Sadly I must disagree by C. M. Giebel 4 Stars
November 02, 2009
Great read. Plenty of information, unfortunately I find this to be shameful pandering of a book. Pollan spends quite a while talking about the inabilities of the nutritional industry to accurately tell which nutrients are good for a variety of reasons, says there experiments are inconclusive and inaccurate. He then goes on to use these same types of studies to support his what he says is missing from out diet since we aren't eating "food" anymore. I personally find the assumption that I wouldn't notice the hypocrisy to be offensive. It detracts from his entire point.

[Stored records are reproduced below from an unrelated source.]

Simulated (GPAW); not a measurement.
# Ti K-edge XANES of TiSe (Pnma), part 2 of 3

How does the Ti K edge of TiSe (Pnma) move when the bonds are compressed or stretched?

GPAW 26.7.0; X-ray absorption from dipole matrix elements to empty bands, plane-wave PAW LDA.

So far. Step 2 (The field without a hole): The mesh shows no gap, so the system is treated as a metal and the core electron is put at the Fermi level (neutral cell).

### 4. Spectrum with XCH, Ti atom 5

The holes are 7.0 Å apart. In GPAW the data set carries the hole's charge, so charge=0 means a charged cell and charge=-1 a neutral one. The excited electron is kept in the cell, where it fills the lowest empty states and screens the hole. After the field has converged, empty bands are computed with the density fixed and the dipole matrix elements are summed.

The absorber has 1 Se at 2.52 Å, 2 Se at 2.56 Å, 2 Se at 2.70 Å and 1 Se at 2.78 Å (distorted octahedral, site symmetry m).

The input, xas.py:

great thoughts on food! by Sarah Rempala (IL, United States) 5 Stars
October 26, 2009
Amazing book that everyone needs to read, doesn't matter what your view is on food and agriculture you will find something relevant to you and your health in this book!

Read it, even if you think you know a few things . . . by see jane read 5 Stars
October 25, 2009
I'm pretty savvy about food, the environment, modern agricultural practices, etc., but this book was still worth reading. These are complex issues and Pollan pulls them all together for the reader into one tight, readable, understandable argument for REAL FOOD -- he drives these issues HOME once and for all. It will change the way you eat; at the very least it will reinforce what you already know, and most of us need constant reminders in this convenience food society.

Excellent! Highly recommended by B. Welch (Midwest USA) 5 Stars
October 22, 2009
There's more information in this book about nutrition, foods, diets, and vitamins than anywhere I've read. It's all described in a way that makes the book interesting and enjoyable to read. This is one book that will be read more than once and kept to be read again occasionally to keep important ideas fresh in mind.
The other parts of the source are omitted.